Iqbal, 556 U.S. at 677-78 (quoting Twombly, 550 U.S. at 555, 556, 557, 570) (citations omitted); see also Bass v. Dupont, 324 F.3d 761, 765 (4th Cir.2003). The court may consider documents attached to a complaint or motion to dismiss “so long as they are integral to the complaint and authentic.” Philips v. Pitt Cty. Mem. Hosp., 572 F.3d 176, 180 (4th Cir.2009) (citing Blankenship v. Manchin, 471 F.3d 523, 526 n. 1 (4th Cir.2006)). Further, “[i]n reviewing a Rule 12(b)(6) dismissal, [the Court] may properly take judicial notice of matters of public record.” Phillips v. Pitt Cnty. Mem'l. Hosp., 572 F.3d 176, 180 (4th Cir. 2009); see also Goldfarb v. Mayor and City Council of Balt., 791 F.3d 500, 508 (4th Cir. 2015) (“[A] court may properly take judicial notice of ‘matters of public record' and other information that, under Federal Rule of Evidence 201, constitute ‘adjudicative facts.'”).

IV. DISCUSSION

As set forth above, the allegations in Plaintiff's complaint are sparse. He does not assert any specific causes of action, though he does mention conspiracy and fraud. In his response to Defendant Small's motion, he asserts that Small is “being sued for his inactions to provide Mr. High his constitutional rights to a fair trial without fraud and withholding evidence.” Pl. Resp. P. 2. He seeks “compensation” and for his conviction to be “invalidated.” Plaintiffs can recover monetary damages for Constitutional violations pursuant to 42 U.S.C. § 1983, but only for such violations committed by individuals acting under color of state law. West v. Atkins, 487 U.S. 42, 48, 108 S.Ct. 2250, 101 L.Ed.2d 40 (1988). Suits against federal actors may not be brought via § 1983. District of Columbia v. Carter, 409 U.S. 418 (1973). Small, a federal public defender, was not acting under color of state law during his representation of Plaintiff.

Under Bivens v. Six Unknown Named Agents of Federal Bureau of Narcotics, 403 U.S. 388 (1971) and its progeny, the Supreme Court created an action for damages for individuals injured by federal officers for violations of certain constitutional rights. Bivens, 407 U.S. at 397; Davis v. Passman, 442 U.S. 228, 99 S.Ct. 2264, 60 L.Ed.2d 846 (1979); Carlson v. Green, 446 U.S. 14, 100 S.Ct. 1468, 64 L.Ed.2d 15 (1980). However, federal public defenders are not federal officials subject to suit under Bivens. Campbell v. North Carolina, No. 1:12-CV-719, 2013 WL 2153110, at *2 (M.D. N.C. May 16, 2013) (citing Anderson v. Sonenberg, 111 F.3d 962 (D.C.Cir.1997); Bradford v. Shankman, 772 F.2d 905 (6th Cir.1985)).
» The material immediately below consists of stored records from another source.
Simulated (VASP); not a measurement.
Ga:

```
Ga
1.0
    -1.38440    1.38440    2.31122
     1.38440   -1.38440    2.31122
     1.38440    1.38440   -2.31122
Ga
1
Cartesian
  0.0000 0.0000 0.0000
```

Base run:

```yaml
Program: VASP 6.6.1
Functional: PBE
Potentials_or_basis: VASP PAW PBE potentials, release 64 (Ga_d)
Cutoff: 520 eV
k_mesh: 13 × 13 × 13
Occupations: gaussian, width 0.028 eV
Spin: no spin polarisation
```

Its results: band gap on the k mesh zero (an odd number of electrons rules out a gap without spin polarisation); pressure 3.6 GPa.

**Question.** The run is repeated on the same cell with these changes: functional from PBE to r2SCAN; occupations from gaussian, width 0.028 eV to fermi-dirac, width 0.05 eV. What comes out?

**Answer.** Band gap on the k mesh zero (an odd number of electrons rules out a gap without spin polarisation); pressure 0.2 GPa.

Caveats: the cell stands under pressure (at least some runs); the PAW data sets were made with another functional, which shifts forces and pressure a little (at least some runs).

Likewise, state public defenders also do not act under color of state law and are not subject to suit under § 1983. Hall v. Quillen, 631 F.2d 1154, 1155 (4th Cir. 1980).

The Federal Tort Claims Act (FTCA), 28 U.S.C. § 2671 et seq., provides a cause of action against the United States “for injury or loss of property, or personal injury or death arising from the negligent or wrongful act or omission of any employee of the Government while acting within the scope of his office or employment ...” 28 U.S.C. § 2679(b)(1). While the term “employee of the government” can include employees of a Federal public defender organization, there is an exception “when such officer or employee performs professional services in the course of providing representation under section 3006A of title 18.” 28 U.S.C. § 2671. Small was providing professional services to Plaintiff pursuant to a court appointment under 18 U.S.C. § 3006A. Thus, the waiver of sovereign immunity provided by the FTCA is inapplicable here, and Plaintiff has no cause of action under the FTCA.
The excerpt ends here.